Fertitta’s business empire includes the Golden Nugget casino chain, Landry’s and the NBA’s Houston Rockets. Caesars operates more than 50 resorts and casinos under brands including Caesars, Harrah’s, Eldorado and Circus Circus. The company’s shares had declined roughly 40% over the past year prior to the recent reports of takeover interest.

A potential complication relates to VICI Properties, an REIT that following Caesars’ 2017 bankruptcy restructuring owns many Caesars properties and leases them back to the operator. Depending on deal structures and whether the transaction constitutes a change of control under applicable lease agreements, VICI’s consent may also be required.

Change-of-Control Triggers Under Caesars’ Debt Documents

The credit agreement contains a two-part change of control definition. First, a change of control will be deemed to occur automatically if a similar event occurs under certain other debt instruments in the capital structure. Specifically, the provision cross-references the company’s 2027 senior unsecured notes, 2025 senior secured notes and 2029 senior unsecured notes as well as certain debt to refinance those notes or any “junior financing” exceeding $400 million. This provision operates as a cross-trigger – a change of control under any of the specified instruments will also constitute a change of control under the credit agreement.

Second, the credit agreement definition includes a beneficial ownership trigger, under which a change of control will occur if any person or group (within the meaning of sections 13(d) and 14(d) of the Exchange Act), other than certain excluded parties – including Permitted Holders – becomes the beneficial owner of more than 50% of the borrower’s voting equity interests.

The definition also clarifies that shares subject to a stock purchase agreement, merger agreement, option agreement or similar transaction document will not be treated as beneficially owned until the acquisition actually closes. As a result, signing a transaction agreement alone would not trigger a change of control, which would occur only upon consummation of the acquisition of the relevant equity interests.
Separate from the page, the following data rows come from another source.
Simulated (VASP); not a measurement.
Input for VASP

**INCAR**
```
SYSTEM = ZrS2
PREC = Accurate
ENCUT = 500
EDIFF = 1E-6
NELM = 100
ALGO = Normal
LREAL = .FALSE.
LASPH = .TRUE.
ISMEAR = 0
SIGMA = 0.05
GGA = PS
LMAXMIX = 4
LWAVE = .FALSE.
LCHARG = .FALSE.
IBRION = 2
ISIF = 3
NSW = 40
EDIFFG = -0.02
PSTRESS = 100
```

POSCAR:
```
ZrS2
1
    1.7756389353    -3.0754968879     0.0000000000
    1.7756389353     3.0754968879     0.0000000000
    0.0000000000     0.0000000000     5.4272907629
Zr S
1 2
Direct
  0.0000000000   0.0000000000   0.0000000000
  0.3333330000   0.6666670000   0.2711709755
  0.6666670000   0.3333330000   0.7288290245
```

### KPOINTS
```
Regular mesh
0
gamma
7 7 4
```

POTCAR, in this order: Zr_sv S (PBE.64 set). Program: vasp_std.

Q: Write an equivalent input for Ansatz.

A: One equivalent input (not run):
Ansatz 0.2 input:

Caesar’s 6.5% senior secured notes due 2032, 7% senior secured notes due 2030, 4.625% senior notes due 2029 and 6% senior notes due 2032 (collectively, the “Bond Indentures”) each includes a beneficial ownership change-of-control trigger with the same requirements.

Permitted Holder Definition

The change of control definition in the credit agreement and Caesar’s Bond Indentures raises the question of whether an acquisition by Fertitta or its affiliated entities could fall within the Permitted Holder concept and therefore avoid triggering the beneficial ownership change of control. Under the credit agreement and the Bond Indentures, a change of control occurs if, among other triggers, any “person” or “group” other than Permitted Holders becomes the “beneficial owner,” directly or indirectly, of more than 50% of the borrower’s voting equity interests. Accordingly, the key issue is whether Fertitta or an acquisition vehicle controlled by him or his affiliates could qualify as a Permitted Holder.

Based on the definition, Fertitta would not appear to qualify directly as a Permitted Holder. The enumerated categories include:

  • “Management Group”: defined as a group consisting of the company’s directors, executive officers and other management at the time of the applicable debt issuance, together with any new directors approved by a majority of the directors at such time and any directors whose election was previously approved by such directors, and executive officers and management hired at a time when the foregoing persons constituted a majority of the board of directors;
  • “Carano Holders”: defined as specified members of the Carano family and their spouses or lineal descendants and related estate planning entities;
  • Certain holding companies: limited to entities whose only material assets consist of equity in the borrower or other Permitted Holders, and that own 100% of the equity of the borrower, provided no person or group other than Permitted Holders owns more than 50% of the voting equity of the holding company;
  • Any “Permitted Holder Group”: defined as a group, the members of which include any Permitted Holders provided (1) the members of the group have voting rights proportional to their ownership interests and (2) no person or other group other than the Permitted Holders beneficially owns more than 50% of the voting interests held by the Permitted Holder Group.

Unless Fertitta became part of the Management Group, it does not appear that he would be a Permitted Holder. Even if Fertitta became a Management Holder, the applicable definitions are not drafted broadly enough such that Fertitta Entertainment would be a Permitted Holder, including for purposes of ownership in a holding company or Permitted Holder Group.

We note in this regard that the beneficial ownership prong of the change of control definition and definition of Permitted Holder do not include a “related party” concept that would pick up entities affiliated with a Permitted Holder, although this concept is included in the prong related to sales of substantially all the company’s assets (other than through merger).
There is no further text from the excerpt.